Marketing on the Rebound

Investment analysts have always liked the semiconductor materials and equipment industry because of its stock volatility. The boom and bust cycles that periodically afflict the industry create great trading opportunities. Whether up and or down, you need a stock to move to make a quick return on the stock market. It may be hard to predict a market turn on the Dow, but many smart people think they can correctly estimate the swings in the purchasing behavior of foundry’s and IDM from industry stats like the SEMI Book to Bill.

The volatility of the semiconductor market also creates market share opportunities for the players. In many product areas, market share gains and losses occur on the market upswing, as capacity is constrained, and on the downside. Share gains when fab or OSAT capacity reaches high level offers opportunities for price leaders, second sourcers, “me-too” products, and sometimes for anyone who can simply ship an order. Market share gains during the downswing can come from aggressive price cutting, preference for stable market leaders, missteps in sustaining service levels, or sustained product competitiveness.

At this time, during the upswing, technology buys typically lead the rebound. Through our World Fab Forecast product, we have been seeing investments in advanced 32nm and 45nm technologies pick up throughout the last quarter. Technology-driven markets inherently provide an opportunity for market share gain; offer what no else has or be the first to deliver what people need, and voila, orders will appear. But chasing advanced technology—especially during this slump when staffs are thin and money is tight—can lead to mistakes, expensive ones. TSMC has reportedly suffered yield problems after the rollout of its 40-nm process. The company promises a resolution by early 2010. Will the fix include a change in preferred vendors? And, will competitors including Chartered, IBM, Samsung, Toshiba and United Microelectronics learn from TSMC in the rollout of their 45-/40-nm processes?

Increasingly, the semiconductor equipment and materials market is characterized by segment specialization: memory, logic, microprocessor, analog/mixed signal, discrete, and opto increasingly move to their own step with unique requirements and buying patterns. Share gains can be had by segment specialization and product introduction timing. Samsung recently announced that it will invest 5.5 trillion won in memory chips in 2010 (up from 4 trillion won this year). Discrete lines are shifting to 6-inch and 8-inch wafers. LED chip output will grow over 75% per year.

Capacity buys have not yet appeared with virtually no capacity growth from 2008 to 2010, but they are right around the corner. Some reports have fab utilization rates at 93% in 4Q09. Many expect semiconductor revenue growth of 10% to 22% in 2010, so chips prices will rise and capacity shortfalls will happen soon. While there are no new fabs planned for 2009, new fab construction may mushroom quickly to meet the need for more capacity in 2011 and beyond.

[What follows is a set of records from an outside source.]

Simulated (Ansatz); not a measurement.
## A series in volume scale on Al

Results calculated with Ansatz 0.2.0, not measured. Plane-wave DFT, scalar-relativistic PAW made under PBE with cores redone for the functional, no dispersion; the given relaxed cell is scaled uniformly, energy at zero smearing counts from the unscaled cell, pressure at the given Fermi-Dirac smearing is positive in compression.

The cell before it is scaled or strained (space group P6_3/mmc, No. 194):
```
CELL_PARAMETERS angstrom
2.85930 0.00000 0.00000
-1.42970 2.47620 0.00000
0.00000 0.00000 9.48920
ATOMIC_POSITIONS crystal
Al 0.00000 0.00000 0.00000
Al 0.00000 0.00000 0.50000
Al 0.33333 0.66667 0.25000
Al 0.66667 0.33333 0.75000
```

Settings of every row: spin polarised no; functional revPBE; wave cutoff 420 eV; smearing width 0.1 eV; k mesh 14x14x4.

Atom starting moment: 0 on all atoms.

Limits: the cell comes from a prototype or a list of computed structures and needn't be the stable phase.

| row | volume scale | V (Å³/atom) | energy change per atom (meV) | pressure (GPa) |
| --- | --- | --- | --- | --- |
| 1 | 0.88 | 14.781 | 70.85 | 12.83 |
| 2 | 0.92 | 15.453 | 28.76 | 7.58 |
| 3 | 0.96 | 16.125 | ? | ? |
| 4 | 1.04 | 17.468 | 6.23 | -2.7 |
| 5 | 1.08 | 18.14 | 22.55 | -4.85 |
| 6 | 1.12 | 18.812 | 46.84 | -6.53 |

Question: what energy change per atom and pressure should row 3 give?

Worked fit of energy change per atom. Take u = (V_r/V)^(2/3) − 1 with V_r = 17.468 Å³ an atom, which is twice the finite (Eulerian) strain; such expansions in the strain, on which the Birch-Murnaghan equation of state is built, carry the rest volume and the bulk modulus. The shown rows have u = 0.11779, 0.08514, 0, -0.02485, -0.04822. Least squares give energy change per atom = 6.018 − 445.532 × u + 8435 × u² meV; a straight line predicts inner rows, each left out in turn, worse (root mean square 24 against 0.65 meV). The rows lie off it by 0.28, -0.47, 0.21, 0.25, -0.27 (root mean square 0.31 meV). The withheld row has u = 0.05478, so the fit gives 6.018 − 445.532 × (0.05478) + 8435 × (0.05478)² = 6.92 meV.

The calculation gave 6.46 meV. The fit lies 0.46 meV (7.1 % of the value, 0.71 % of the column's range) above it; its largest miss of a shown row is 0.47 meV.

With the upswing taking shape, there is renewed, intense pressure on sales teams to bring home orders. To support an aggressive sales effort, astute companies are restoring marketing budgets to 2008 and 2007 levels and more. It’s a race to sell on the upswing and those companies who are unable or slow to respond to the specific and lucrative opportunities for market share gains will lose in an increasingly narrow marketplace. Some firms are still paralyzed by the dramatic industry slump, unable to pull the trigger on marketing and new product plans. They may think that marketing no longer plays a prominent role in their business plans, that the industry has entered a new era where “marketing is dead.” They may think that simple customer roadmaps and key account planning is all that’s required to ride the upturn back to prosperity.

Successful marketers are already executing programs to aggressively sell on the upswing. They have technology statements and segment plans. They are getting ready to aggressively support capacity buys that will grow throughout the next two years. They are planning to gain market share and they smell their competitors’ blood. It’s no longer about survival; its about winning, its about growing.